Building our own Super Computer with Linux Cluster.

cluster

A dissertation is submitted to the Islamic University for partial fulfillment and requirements for degree of B.Sc. (Hon’s.) in Information & Communication Engineering.

Submitted To-

Dr. Paresh Chandra Barman

Associate professor

Department of Information & Communication Engineering

Islamic University, Kushtia.

Submitted By-

Md. Abdul Matin

Session- 2004-2005

Roll No- 0418020

Reg. No-1186

Department of Information &

Communication Engineering,

Islamic University, Kushtia.

Department of Information & Communication Engineering.

Islamic University, Kushtia, Bangladesh.

Problem Statement

Building our own Supercomputer with Red Hat “Linux Cluster”.

Purpose of the Project:

High-availability clusters (also known as HA Clusters or Failover Clusters) are computer clusters that are implemented primarily for the purpose of providing high availability of services which the cluster provides. They operate by having redundant computers or nodes which are then used to provide service when system components fail. Normally, if a server with a particular application crashes, the application will be unavailable until someone fixes the crashed server. HA clustering remedies this situation by detecting hardware/software faults, and immediately restarting the application on another system without requiring administrative intervention, a process known as Failover.


Chapter 1: Cluster Basics

1.1 Introduction

This document provides information about installing, configuring and managing Red Hat Cluster components. Red Hat Cluster components are part of Red Hat Cluster Suite and allow us to connect a group of computers (called nodes or members) to work together as a cluster. As part of this process, clustering software may configure the node before starting the application on it

HA clusters are often used for critical databases, file sharing on a network, business applications, and customer services such as electronic commerce websites. HA cluster implementations attempt to build redundancy into a cluster to eliminate single points of failure, including multiple network connections and data storage which is multiply connected via Storage area networks.

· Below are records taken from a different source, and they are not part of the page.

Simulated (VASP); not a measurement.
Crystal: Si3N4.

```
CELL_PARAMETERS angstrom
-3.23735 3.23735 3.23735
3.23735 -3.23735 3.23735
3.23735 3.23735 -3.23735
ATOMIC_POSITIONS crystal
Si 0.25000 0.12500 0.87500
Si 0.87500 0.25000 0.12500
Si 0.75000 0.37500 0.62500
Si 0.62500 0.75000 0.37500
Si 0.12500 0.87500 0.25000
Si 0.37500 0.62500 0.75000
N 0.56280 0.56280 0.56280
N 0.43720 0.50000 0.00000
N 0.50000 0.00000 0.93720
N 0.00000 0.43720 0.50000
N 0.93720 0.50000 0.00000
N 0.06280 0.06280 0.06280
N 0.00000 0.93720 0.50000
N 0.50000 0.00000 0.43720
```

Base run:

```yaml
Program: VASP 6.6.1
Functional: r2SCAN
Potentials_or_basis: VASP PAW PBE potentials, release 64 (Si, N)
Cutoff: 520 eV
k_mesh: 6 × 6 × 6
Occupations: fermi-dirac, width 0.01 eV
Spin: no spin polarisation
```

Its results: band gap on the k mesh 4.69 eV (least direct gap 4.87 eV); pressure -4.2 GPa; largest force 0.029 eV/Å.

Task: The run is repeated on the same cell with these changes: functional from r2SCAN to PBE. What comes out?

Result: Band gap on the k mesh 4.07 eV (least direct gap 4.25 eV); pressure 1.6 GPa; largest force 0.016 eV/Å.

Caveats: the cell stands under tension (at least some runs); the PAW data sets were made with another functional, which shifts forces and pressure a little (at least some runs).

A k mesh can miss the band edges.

1.2. Cluster Definition and Type:

A cluster is two or more computers (called nodes or members) that work together to perform a task. Clustering is sharing resources with multiple machines.

There are four major types of clusters:

· Storage

· High availability

· Load balancing

· High performance

1.2.1. Storage

Storage clusters provide a consistent file system image across servers in a cluster, allowing the servers to simultaneously read and write to a single shared file system. A storage cluster simplifies storage administration by limiting the installation and patching of applications to one file system. Also, with a cluster-wide file system, a storage cluster eliminates the need for redundant copies of application data and simplifies backup and disaster recovery. Red Hat Cluster Suite provides storage clustering through Red Hat GFS.

1.2.2. High availability

High-availability clusters provide continuous availability of services by eliminating single points of failure and by failing over services from one cluster node to another in case a node becomes inoperative. Typically, services in a high-availability cluster read and write data (via read-write mounted file systems). Therefore, a high-availability cluster must maintain data integrity as one cluster node takes over control of a service from another cluster node. Node failures in a high-availability cluster are not visible from clients outside the cluster. (High-availability clusters are sometimes referred to as failover clusters.) Red Hat Cluster Suite provides high-availability clustering through its High-availability Service Management component.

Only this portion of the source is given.